Part 1: Simulation of the the exponential distribution

The exponential distribution can be simulated in R with rexp(n, lambda) where lambda \( \lambda \) is the rate parameter. The mean of exponential distribution is \( 1/\lambda \) and the standard deviation is also \( 1/\lambda \). We set \( \lambda=0.2 \) for all of the simulation and we investigate the distribution of averages of 40 expontential(0.2)s. We do a thousand simulated averages of 40 exponentials.

set.seed(3)
lambda <- 0.2
simulations <- 1000
sample <- 40
s <- matrix(rexp(simulations*sample, rate=lambda), simulations, sample)
means <- rowMeans(s)

1. Show where the distribution is centered at and compare it to the theoretical center of the distribution

# Histogram of averages
hist(means, breaks=50, prob=TRUE,
     main="Distribution of averages of samples 
     using exponential distribution with lambda=0.2",
     xlab="")

# Density of the averages of samples
lines(density(means))

# Theoretical center of distribution
abline(v=1/lambda, col="red")

# Theoretical density of the averages of samples
xfit <- seq(min(means), max(means), length=100)
yfit <- dnorm(xfit, mean=1/lambda, sd=(1/lambda/sqrt(sample)))
lines(xfit, yfit, pch=22, col="red", lty=2)

# Legend
legend('topright', c("simulation", "theoretical"), lty=c(1,2), col=c("black", "red"))

plot of chunk unnamed-chunk-2

The distribution is centered at: 4.9866 which is very close to the theoretical center of the distribution: \( \lambda^{-1} \) = 5.

2. Show how variable it is and compare it to the theoretical variance of the distribution.

The simulated variance is: 0.6258, which is very close to the theoretical one: \( \sigma^2 / n = 1/(\lambda^2 n) = 1/(0.04 \times 40) \) = 0.625.

3. Show that the distribution is approximately normal.

Due to the central limit theorem, the averages of samples follow normal distribution. The figure above also shows the density computed using the histogram and the normal density plotted with theoretical mean and variance values. Also, the q-q plot below suggests the normality.

qqnorm(means); qqline(means)

plot of chunk unnamed-chunk-3

4. Evaluate the coverage of the confidence interval for \( 1/\lambda = \bar{X} \pm 1.96 \frac{S}{\sqrt{n}} \)
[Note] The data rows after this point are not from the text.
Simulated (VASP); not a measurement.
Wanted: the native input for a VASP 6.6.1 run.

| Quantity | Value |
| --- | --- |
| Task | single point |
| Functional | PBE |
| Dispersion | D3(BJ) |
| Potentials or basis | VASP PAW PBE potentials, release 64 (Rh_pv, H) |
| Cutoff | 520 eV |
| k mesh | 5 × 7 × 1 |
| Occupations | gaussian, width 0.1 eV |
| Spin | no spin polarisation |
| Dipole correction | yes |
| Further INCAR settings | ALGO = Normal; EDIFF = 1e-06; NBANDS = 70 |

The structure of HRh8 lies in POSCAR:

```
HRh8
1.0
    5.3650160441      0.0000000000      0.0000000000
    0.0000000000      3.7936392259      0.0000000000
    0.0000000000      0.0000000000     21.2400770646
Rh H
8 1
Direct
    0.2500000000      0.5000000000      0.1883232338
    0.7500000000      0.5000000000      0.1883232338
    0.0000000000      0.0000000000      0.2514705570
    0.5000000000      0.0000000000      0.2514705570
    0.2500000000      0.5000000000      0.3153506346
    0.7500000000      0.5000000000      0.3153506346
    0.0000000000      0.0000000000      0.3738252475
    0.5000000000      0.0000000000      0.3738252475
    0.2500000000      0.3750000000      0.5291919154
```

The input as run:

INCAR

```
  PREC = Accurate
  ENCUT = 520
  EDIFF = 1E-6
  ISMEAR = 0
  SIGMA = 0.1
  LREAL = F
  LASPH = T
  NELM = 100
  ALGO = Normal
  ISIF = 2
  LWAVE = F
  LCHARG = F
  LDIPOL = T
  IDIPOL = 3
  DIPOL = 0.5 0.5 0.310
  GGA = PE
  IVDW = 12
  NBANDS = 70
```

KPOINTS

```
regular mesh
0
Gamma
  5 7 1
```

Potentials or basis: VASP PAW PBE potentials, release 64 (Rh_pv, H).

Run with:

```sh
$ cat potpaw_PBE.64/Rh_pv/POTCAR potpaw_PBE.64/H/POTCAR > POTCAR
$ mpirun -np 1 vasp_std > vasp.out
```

lambda_vals <- seq(4, 6, by=0.01)
coverage <- sapply(lambda_vals, function(lamb) {
    mu_hats <- rowMeans(matrix(rexp(sample*simulations, rate=0.2),
                               simulations, sample))
    ll <- mu_hats - qnorm(0.975) * sqrt(1/lambda**2/sample)
    ul <- mu_hats + qnorm(0.975) * sqrt(1/lambda**2/sample)
    mean(ll < lamb & ul > lamb)
})

library(ggplot2)
qplot(lambda_vals, coverage) + geom_hline(yintercept=0.95)

plot of chunk unnamed-chunk-4

The 95% confidence intervals for the rate parameter (\( \lambda \)) to be estimated (\( \hat{\lambda} \)) are \( \hat{\lambda}_{low} = \hat{\lambda}(1 - \frac{1.96}{\sqrt{n}}) \) agnd \( \hat{\lambda}_{upp} = \hat{\lambda}(1 + \frac{1.96}{\sqrt{n}}) \). As can be seen from the plot above, for selection of \( \hat{\lambda} \) around 5, the average of the sample mean falls within the confidence interval at least 95% of the time. Note that the true rate, \( \lambda \) is 5.